1. ## Dimensional Analysis check

Hello all,

Just want to check what other people get as an answer for this dimensional analysis.

V=(kLx)/p

Units are:

'k' is dimensionless
'x' is length (m)
'p' is (grammes/cm^2)

Any help and workings shown would be much appreciated.

Thanks

2. Originally Posted by OptiEng
Hello all,

Just want to check what other people get as an answer for this dimensional analysis.

V=(kLx)/p

Units are:

'k' is dimensionless
'x' is length (m)
'p' is (grammes/cm^2)

Any help and workings shown would be much appreciated.

Thanks
$\displaystyle N = M \cdot L \cdot T^{-2}$

$\displaystyle x = L$

$\displaystyle p = M \cdot L^{-2}$

$\displaystyle \frac{M \cdot L \cdot T^{-2} \cdot L}{M \cdot L^{-2}} = L^4 \cdot T^{-2}$

where M is mass, L is length and T is time

3. Originally Posted by OptiEng
Hello all,

Just want to check what other people get as an answer for this dimensional analysis.

V=(kLx)/p

Units are:

'k' is dimensionless
'x' is length (m)
'p' is (grammes/cm^2)

Any help and workings shown would be much appreciated.

Thanks
HI

What is V ? You need to know what v is so that you can verify whether the equation is dimensionally homogenous .

HI

What is V ? You need to know what v is so that you can verify whether the equation is dimensionally homogenous .
V is supposed to be Cm^3/cm, and I obtained the same answer as "e^.." so that means the equations can't hold true?
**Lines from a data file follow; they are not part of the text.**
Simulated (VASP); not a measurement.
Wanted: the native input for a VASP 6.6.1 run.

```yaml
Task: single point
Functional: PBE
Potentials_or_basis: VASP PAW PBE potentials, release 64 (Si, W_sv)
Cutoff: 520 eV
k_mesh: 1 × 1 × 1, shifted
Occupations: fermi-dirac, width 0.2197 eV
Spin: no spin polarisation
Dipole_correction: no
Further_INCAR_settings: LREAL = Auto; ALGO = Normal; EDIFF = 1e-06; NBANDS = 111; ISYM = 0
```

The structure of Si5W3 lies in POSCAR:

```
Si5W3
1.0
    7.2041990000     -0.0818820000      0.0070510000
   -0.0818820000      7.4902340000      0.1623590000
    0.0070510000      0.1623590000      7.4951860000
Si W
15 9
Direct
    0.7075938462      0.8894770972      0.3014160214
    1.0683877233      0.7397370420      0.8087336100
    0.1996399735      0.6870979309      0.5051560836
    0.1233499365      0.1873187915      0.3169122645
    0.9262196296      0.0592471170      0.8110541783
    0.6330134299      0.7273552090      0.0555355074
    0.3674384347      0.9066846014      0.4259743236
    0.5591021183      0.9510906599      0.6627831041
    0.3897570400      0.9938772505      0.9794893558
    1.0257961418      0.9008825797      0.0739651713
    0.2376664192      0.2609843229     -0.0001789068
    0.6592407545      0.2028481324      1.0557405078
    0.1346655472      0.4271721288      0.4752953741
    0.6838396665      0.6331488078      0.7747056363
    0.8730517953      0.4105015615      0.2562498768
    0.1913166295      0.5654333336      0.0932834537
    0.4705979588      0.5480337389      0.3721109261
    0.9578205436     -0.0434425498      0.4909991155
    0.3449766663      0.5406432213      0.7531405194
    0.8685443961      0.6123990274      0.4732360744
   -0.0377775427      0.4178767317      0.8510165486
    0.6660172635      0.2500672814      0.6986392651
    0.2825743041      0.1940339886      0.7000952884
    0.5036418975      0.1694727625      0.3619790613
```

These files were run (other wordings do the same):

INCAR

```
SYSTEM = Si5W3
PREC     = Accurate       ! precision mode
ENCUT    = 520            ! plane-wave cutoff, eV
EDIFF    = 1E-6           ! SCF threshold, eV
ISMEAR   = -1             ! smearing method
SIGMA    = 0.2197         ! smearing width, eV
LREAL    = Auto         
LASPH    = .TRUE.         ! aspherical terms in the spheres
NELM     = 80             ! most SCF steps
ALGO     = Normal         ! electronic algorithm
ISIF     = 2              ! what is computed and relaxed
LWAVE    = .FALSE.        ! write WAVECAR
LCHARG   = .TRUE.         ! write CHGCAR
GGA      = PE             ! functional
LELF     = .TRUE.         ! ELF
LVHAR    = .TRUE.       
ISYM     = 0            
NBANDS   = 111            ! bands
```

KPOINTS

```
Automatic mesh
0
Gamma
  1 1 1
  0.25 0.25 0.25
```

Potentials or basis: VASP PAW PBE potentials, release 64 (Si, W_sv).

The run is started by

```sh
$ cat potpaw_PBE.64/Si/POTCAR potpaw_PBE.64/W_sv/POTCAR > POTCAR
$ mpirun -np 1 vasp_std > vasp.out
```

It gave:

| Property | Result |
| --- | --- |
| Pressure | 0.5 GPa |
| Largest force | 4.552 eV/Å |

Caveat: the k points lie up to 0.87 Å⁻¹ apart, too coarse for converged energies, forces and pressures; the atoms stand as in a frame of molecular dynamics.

5. Originally Posted by OptiEng
V is supposed to be Cm^3/cm, and I obtained the same answer as "e^.." so that means the equations can't hold true?
As it stands yes, you'd need to get rid of time

6. and I also need to lose one of the 'L's too?

7. is V meant to be cm^3 or cm^3/cm = cm^2?

Note that acceleration has dimensions $\displaystyle L \cdot T^{-2}$

8. Hi,

V is supposed to be a specific rate of change of volume per cm. It's a strange unit I know. That's why I am questioning it. It is from the Archard's equation of wear used in engineering since the 1950's.